There is an interconnection between our thoughts and our feelings. And science fully endorses the healthy effect positive thinking can have on us.
“Positive” thoughts generate “good” feelings. And “negative” thoughts generate “bad” feelings. The positive thinking movement encourages us to reframe our negative thoughts to change how we feel.
And there is a lot of sense to this approach. In fact, studies show that positive thinking can improve immunity, reduce anxiety and encourage healthy habits.
I would argue, though, that positive thinking can be unhelpful if it becomes our habitual go-to practice without first allowing ourselves to feel our uncomfortable emotions.
Our suppressed emotions don’t go anywhere.
They are stored within our bodies, lying in wait to re-emerge at another time. Our issues are in our tissues, and they will be triggered repeatedly until we stop fearing them and take the time to feel them.

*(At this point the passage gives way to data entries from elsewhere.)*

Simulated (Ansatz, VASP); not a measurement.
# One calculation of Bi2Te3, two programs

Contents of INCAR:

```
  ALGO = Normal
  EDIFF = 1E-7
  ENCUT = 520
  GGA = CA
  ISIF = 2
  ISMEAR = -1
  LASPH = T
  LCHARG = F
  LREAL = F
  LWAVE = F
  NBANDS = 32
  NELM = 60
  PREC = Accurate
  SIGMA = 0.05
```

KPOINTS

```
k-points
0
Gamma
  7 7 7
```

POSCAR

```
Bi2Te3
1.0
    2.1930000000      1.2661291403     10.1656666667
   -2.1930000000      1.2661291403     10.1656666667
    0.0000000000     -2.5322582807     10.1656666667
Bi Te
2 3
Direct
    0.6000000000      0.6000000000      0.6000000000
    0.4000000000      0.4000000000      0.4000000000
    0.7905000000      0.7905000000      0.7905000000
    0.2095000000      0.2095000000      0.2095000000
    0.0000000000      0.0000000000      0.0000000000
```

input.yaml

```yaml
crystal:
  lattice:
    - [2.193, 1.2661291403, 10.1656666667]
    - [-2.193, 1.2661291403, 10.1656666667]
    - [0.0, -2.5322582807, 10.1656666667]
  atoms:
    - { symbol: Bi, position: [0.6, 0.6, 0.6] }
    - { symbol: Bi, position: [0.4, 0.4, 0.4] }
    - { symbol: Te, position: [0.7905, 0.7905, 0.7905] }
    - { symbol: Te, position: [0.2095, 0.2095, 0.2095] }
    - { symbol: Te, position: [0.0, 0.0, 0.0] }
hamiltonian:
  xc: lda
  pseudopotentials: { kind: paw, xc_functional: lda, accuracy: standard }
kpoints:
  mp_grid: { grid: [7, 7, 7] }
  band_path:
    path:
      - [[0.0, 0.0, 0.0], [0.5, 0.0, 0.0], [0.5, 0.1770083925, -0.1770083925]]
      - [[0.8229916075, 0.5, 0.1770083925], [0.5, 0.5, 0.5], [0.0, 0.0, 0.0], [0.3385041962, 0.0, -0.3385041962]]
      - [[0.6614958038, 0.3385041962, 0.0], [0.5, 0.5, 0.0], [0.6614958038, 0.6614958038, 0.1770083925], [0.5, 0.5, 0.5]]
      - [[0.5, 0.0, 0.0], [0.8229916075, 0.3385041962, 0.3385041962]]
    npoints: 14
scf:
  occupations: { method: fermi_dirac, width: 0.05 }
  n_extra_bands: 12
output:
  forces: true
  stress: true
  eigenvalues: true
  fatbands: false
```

And while positive thinking definitely does have a place in shifting our mindsets, maybe this shouldn’t be our first port of call. Maybe we should learn to first take the time to sit with and feel our uncomfortable emotions.
This concept is probably easier for people who cry regularly to grasp than for those who never do. After a good cry, we feel better. The energy of whatever upset us has moved through our bodies and been released. And we feel lighter, although maybe a bit shattered too.
Trying to positively think our way out of upsetting circumstances is like putting a sticky plaster on a festering wound. If we don’t allow the icky feelings to disperse first of all, we’re not cleansing the wound. Suppressing the feelings is a short-term coping mechanism, while over the longer term there is still something hurting us that we’re trying our best to ignore.
If we move to reframe our thoughts too quickly, we’re burying land-mines within our psyche that could potentially explode at a future date. Often with just the mildest of triggers.
But positive thinking has more appeal than sitting with murky feelings for a while. We prefer to avoid discomfort and move to quash those feelings. When we sit with them for a while and allow them to move through us, we honor our true selves.
It’s more appropriate to explore the thoughts that may have contributed to these feelings after they’ve dispersed. When we’re not struggling to suppress our discomfort, it’s easier to get some clarity.
And with that clarity, then we can set about reframing our thoughts. And when we start to think differently, we will feel differently.
It’s a paradox worth exploring: to feel happy, we must also allow ourselves to feel sad.
And frustrated, fearful, or whatever else arises. We need to feel our feelings and make peace with them to understand where they arise from.
There is no happy-ever-after. Life is a series of ups and downs. And overall, we’ll be happier if we develop emotional resilience rather than desperately trying to avoid all negative experiences. We need to learn how to ride the waves while also paying attention to our mindset.
Before rushing to reframe negative thoughts, make it a priority to release the emotion they’ve triggered.
And for old traumas that may be deeply embedded and causing physical, mental or emotional distress, consider exploring somatic experiencing to help release it. Studies to support this approach are in the early stages, but initial results suggest it can help people suffering from PTSD and other issues.
It comes back to the premise that our suppressed emotions are held within us, and to heal the effects on our minds and bodies, we need to find ways to release them gently.
There is no denying that our mental attitude impacts how we experience the world around us. But we cannot positively think our way out of a traumatic experience. If we rely on that technique alone, we live in denial of what is stored within us.
We need to be real with ourselves to facilitate true healing. For best results, consider combining both approaches.